Here are some signs and notices in fractured English that have been spotted in various parts of the world. Enjoy them!

In a Bangkok temple:
It is forbidden to enter a woman even a foreigner if dressed as a man.

In a Vienna hotel:
In case of fire, do your utmost to alarm the hotel porter.

In the offices of a loan company:
Ask about our plans for owning your home.

In the window of an Oregon store:
Why go elsewhere and be cheated when you can come here?

In a city restaurant:
Open seven days a week and weekends.

On a restroom dryer at O'Hare Field in Chicago:
Do not activate with wet hands.

Hotel brochure, Italy:
This hotel is renowned for its piece and solitude. In fact, crowds from all over the world flock here to enjoy its solitude.

At a Budapest zoo:
Please do not feed the animals. If you have any suitable food, give it to the guard on duty.

At a zoo in Nanjing, China:
Please don't hurt the animals while teasing them.

Outside a Paris dress shop:
Dresses for streetwalking.

In a Copenhagen airline ticket office:
We take your bags and send them in all directions.

Sign in Egyptian hotel:
If you require room service, please open door and shout, "Room service!"

In a Tokyo hotel:
Is forbidden to steal hotel towels please. If you are not a person to do such thing is please not to read notis.

Tokyo hotel's rules and regulations:
Guests are requested not to smoke or do other disgusting behaviors in bed.

In another Japanese hotel room:
Please to bathe inside the tub.

On the box of a clockwork toy made in Hong Kong:
Guaranteed to work throughout its useful life.

A sign on the door leading to an outside smoking area in Japan:
Building asks a smoked visitor in the outside smoking section that you cannot smoke in.

An advert for Tokai University Open House Day:
Tokai University Open campus for your mind only.

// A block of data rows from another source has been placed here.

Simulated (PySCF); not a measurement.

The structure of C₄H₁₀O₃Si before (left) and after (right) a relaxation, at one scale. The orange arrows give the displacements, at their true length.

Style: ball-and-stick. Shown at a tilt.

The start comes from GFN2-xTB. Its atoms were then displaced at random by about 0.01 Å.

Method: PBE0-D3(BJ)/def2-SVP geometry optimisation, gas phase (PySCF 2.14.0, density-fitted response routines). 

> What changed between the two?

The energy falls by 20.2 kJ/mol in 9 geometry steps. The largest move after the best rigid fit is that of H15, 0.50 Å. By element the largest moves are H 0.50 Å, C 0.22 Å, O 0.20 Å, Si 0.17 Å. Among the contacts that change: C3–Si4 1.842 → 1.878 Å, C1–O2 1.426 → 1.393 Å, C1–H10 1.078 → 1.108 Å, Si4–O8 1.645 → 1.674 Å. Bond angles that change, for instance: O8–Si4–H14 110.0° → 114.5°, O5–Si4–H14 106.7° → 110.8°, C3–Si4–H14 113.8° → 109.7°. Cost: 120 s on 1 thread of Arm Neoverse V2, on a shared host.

In a Czechoslovakian tourist agency:
Take one of our horse-driven city tours—we guarantee no miscarriages.

In a Yugoslavian hotel:
The flattening of underwear with pleasure is the job of the chambermaid.

In a hotel in Athens:
Visitors are expected to complain at the office between the hours of 9 and 11 a.m. daily.

In a Nairobi restaurant:
Customers who find our waitresses rude ought to see the manager.

On the main road to Mombasa, leaving Nairobi:
Take notice: when this sign is underwater, this road is impassable.

In a Japanese hotel:
You are invited to take advantage of the chambermaid.

Spotted in a safari park:
Elephants please stay in your car

Notice in a field:
The farmer allows walkers to cross the field for free, but the bull charges

On the menu of a Polish hotel:

Salad a firm's own make; limpid red beet soup with cheesy dumplings in the form of a finger; roasted duck let loose; beef rashers beaten up in the country people's fashion.

Advertisement for donkey rides in Thailand:
Would you like to ride on your own ass?

A sign posted in Germany's Black Forest:
It is strictly forbidden on our Black Forest camping site that people of different sex, for instance, men and women, live together in one tent unless they are married with each other for that purpose.